KevsRobots Learning Platform

DuckDB - Fast, free analytics

49% Percent Complete

Python Integration

Use DuckDB from Python to query DataFrames, return results as DataFrames, and power notebooks.

By Kevin McAleer,    5 Minutes


DuckDB integrates tightly with Pandas and Polars. You can query DataFrames directly using SQL and get results back as DataFrames.

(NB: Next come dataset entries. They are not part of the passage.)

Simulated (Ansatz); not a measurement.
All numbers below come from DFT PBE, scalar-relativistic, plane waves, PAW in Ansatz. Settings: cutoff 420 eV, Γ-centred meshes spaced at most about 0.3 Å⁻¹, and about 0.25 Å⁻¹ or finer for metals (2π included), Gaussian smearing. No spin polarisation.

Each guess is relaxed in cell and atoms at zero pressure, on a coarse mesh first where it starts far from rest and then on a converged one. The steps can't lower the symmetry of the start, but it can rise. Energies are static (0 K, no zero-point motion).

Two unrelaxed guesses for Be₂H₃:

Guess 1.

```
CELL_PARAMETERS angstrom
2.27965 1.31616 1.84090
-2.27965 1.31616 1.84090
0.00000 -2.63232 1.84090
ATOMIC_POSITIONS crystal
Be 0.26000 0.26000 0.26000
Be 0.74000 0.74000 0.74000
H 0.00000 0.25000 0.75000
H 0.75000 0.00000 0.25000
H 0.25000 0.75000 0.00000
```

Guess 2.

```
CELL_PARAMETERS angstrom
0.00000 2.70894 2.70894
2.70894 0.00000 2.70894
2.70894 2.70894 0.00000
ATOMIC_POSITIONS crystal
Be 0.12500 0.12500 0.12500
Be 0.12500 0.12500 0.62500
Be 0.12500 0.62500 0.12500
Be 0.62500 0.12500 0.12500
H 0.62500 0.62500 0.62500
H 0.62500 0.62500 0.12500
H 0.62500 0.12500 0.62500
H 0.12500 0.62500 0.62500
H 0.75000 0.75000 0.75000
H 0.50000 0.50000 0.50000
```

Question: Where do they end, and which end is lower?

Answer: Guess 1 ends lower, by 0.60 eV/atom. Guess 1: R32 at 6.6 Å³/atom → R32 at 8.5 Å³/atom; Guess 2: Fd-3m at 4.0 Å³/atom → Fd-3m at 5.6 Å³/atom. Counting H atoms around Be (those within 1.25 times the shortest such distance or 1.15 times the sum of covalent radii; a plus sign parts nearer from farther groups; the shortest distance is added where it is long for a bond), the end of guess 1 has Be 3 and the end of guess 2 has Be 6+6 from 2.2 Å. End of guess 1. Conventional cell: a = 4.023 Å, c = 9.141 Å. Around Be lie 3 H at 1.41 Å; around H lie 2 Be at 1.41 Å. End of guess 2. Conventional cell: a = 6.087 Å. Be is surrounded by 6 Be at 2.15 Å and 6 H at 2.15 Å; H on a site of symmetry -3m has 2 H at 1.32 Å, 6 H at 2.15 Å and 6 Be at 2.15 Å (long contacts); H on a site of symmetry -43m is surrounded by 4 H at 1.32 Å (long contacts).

Seeing new terms (DataFrame registration, persistence, Parquet)? See the Beginner glossary.


Mental model (2 minutes)

  • DuckDB is a fast SQL engine you embed in your Python process.
  • A “connection” is your gateway to run multiple statements and keep state (tables, views).
  • DataFrames (Pandas/Polars) can be treated like temporary tables in SQL.
  • Results can come back as DataFrames, so you can plot/model immediately.

Why this matters:

  • You keep the best of both worlds: Python’s ecosystem and SQL’s expressive queries.
  • No servers to manage; it’s reproducible and fast on your laptop or CI.

Pattern A: Quick one‑off query on a DataFrame

Useful for small scripts and notebooks when you don’t need persistence.

import duckdb, pandas as pd

# Load a DataFrame
url = 'https://raw.githubusercontent.com/mwaskom/seaborn-data/master/tips.csv'
df = pd.read_csv(url)

# Query a DataFrame directly (DuckDB auto-registers the variable name df)
res = duckdb.query("""
  SELECT day, time, ROUND(AVG(total_bill), 2) AS avg_bill
  FROM df
  GROUP BY day, time
  ORDER BY avg_bill DESC
""").df()

print(res.head())

You try it (2–3 min)

  • Select only day, time, tip and compute tip_pct in SQL
  • Filter to time = 'Dinner' and sort by tip_pct desc

Notes:

  • duckdb.query(..) can see variables in the current scope (like df).
  • .df() converts the result to a Pandas DataFrame.
  • Good for quick exploration; use a connection if you want to create tables.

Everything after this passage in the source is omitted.